South Korean President Moon Jae-in and North Korean leader Kim Jong-un have announced a sweeping set of agreements after their second day of talks in Pyongyang that included a promise by Kim to permanently dismantle the North’s main nuclear complex if the United States takes corresponding measures.
They also agreed to the acceptance of international inspectors to monitor the closing of a key missile test site and launch pad and a vow to work together to host the summer Olympics in 2032.
Declaring they had made a major step toward peace on the Korean Peninsula, the two leaders were side by side as they announced the joint statement to a group of North and South Korean reporters after a closed-door meeting on Wednesday.
“We have agreed to make the Korean Peninsula a land of peace that is free from nuclear weapons and nuclear threat,” Kim said as he stood by Moon’s side at the guesthouse where Moon is staying.
“The road to our future will not always be smooth and we may face challenges and trials we can’t anticipate. But we aren’t afraid of headwinds because our strength will grow as we overcome each trial based on the strength of our nation.”
Kim and Moon earlier smiled as they walked into a meeting room to finalise the joint statement, which also said that the leaders would push for a Korean Peninsula without nuclear weapons and to “eliminate all the danger of war.”
They agreed that Kim would visit the South in the near future.
The statement caps off the third summit between Kim and Moon, who is under increasing pressure from Washington to find a path forward in its efforts to get Kim to completely – and unilaterally – abandon his nuclear arsenal.
But while containing several tantalising offers, it appears to fall short of the major steps many in Washington had been looking for – such as a commitment by Pyongyang to provide a list of the North’s nuclear facilities, a solid step-by-step timeline or an agreement to allow international inspectors in to assess progress or discover violations.

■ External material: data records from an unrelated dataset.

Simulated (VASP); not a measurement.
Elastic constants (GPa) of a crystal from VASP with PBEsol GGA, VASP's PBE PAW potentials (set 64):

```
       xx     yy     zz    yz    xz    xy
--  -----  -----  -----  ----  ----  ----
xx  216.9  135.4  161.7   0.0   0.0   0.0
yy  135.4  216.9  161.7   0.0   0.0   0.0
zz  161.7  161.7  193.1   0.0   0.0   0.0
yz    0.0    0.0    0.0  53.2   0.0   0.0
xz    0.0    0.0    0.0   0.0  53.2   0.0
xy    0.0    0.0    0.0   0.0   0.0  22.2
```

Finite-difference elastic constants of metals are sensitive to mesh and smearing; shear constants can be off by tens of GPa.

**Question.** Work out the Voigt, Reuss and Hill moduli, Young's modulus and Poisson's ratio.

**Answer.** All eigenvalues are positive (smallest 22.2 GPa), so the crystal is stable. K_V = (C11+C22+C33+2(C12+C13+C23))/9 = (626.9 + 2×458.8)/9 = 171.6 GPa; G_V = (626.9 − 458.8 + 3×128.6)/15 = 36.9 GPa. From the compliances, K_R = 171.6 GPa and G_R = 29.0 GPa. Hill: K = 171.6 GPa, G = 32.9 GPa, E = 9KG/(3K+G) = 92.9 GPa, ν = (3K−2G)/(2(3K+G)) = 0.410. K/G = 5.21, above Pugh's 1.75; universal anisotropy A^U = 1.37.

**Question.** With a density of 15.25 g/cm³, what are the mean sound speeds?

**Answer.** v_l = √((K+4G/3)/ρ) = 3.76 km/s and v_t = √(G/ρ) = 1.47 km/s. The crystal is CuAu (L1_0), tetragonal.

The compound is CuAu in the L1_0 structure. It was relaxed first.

The question is whether it will be enough for President Donald Trump to pick up where Moon has left off.
Trump has maintained that he and Kim have a solid relationship, and both leaders have expressed interest in a follow-up summit to their meeting in June in Singapore. North Korea has been demanding a declaration formally ending the Korean War, which was stopped in 1953 by a cease-fire, but neither leader mentioned it as they read the joint statement.